MASSASOIT, the sachem of the tribe of Indians who dwelt in the neighborhood of Boston, and who gave his name to the state of Massachusetts, had two sons, whom the English named Alexander and Philip. Massasóit was the friend of the English as long as he lived. At the period of his death, in 1661, the settlements had extended inland beyond Connecticut river, and the white population of New England probably amounted to forty thousand souls. The Indians, at the same period, might have numbered thirty thousand; but the whites were continually increasing, and the Indians diminishing. The latter became jealous and distrustful as they saw the former encroaching on their territories, and themselves cooped up in narrow precincts, where their neighbors could watch them and keep them in subjection. It is true these encroachments were always made by purchase, and the prices were duly paid, but the Indians commonly repented of their bargains, or forgot them, and saw nothing but injustice and usurpation in the gradual extension of the English settlements over the country of which they had formerly held undisturbed possession.

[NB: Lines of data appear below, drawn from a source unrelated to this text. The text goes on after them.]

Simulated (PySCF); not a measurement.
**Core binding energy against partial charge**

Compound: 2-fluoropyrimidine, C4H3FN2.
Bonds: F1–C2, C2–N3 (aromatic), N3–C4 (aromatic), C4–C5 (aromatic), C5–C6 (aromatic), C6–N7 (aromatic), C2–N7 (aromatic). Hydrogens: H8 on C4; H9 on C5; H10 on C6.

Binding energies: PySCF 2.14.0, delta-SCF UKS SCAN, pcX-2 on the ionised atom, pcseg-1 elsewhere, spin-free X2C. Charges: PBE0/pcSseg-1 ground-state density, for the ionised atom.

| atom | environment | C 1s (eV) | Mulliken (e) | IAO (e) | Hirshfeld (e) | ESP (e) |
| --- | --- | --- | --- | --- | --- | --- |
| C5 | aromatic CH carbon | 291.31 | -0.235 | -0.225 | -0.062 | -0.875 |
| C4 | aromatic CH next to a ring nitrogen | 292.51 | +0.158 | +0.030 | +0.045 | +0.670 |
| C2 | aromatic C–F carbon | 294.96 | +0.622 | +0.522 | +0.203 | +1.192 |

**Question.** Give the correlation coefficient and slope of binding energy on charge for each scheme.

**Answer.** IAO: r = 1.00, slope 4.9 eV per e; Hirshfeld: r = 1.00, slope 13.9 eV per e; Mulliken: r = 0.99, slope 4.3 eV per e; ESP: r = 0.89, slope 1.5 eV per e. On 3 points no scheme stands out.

Alexander, the elder son, inherited the authority of Massasoit, but died after a reign of a few months. Philip succeeded him in 1662. His Indian name was Metacom. Hubbard, the old historian of New

England, informs us that, "for his ambitious and haughty spirit, he was nicknamed king Philip." He was chief of the Pokanokets, or Wampanoags, a tribe of the Narragansets, who dwelt around the bay of Rhode Island. Philip's chief seat was at Mount Hope, now Bristol. He appears to have nourished hostile feelings against the English at a very early period. Immediately after his accession to the command, rumors of plots and treacheries began to alarm the settlers. At the court of Plymouth, on the 6th of August, 1662, Philip made his appearance to clear himself of the charges made against him. We are unable to say whether he had any settled plan of hostilities at this period. The accusation of plotting to cut off the English, he utterly denied, and earnestly requested the continuance of the friendship which had subsisted between them and his father. A treaty was accordingly drawn up, signed by Philip and his uncle, and witnessed by other Indian sachems. This seems to have quieted the fears of the Plymouth people, and we hear little more of Philip's designs for eight or nine years.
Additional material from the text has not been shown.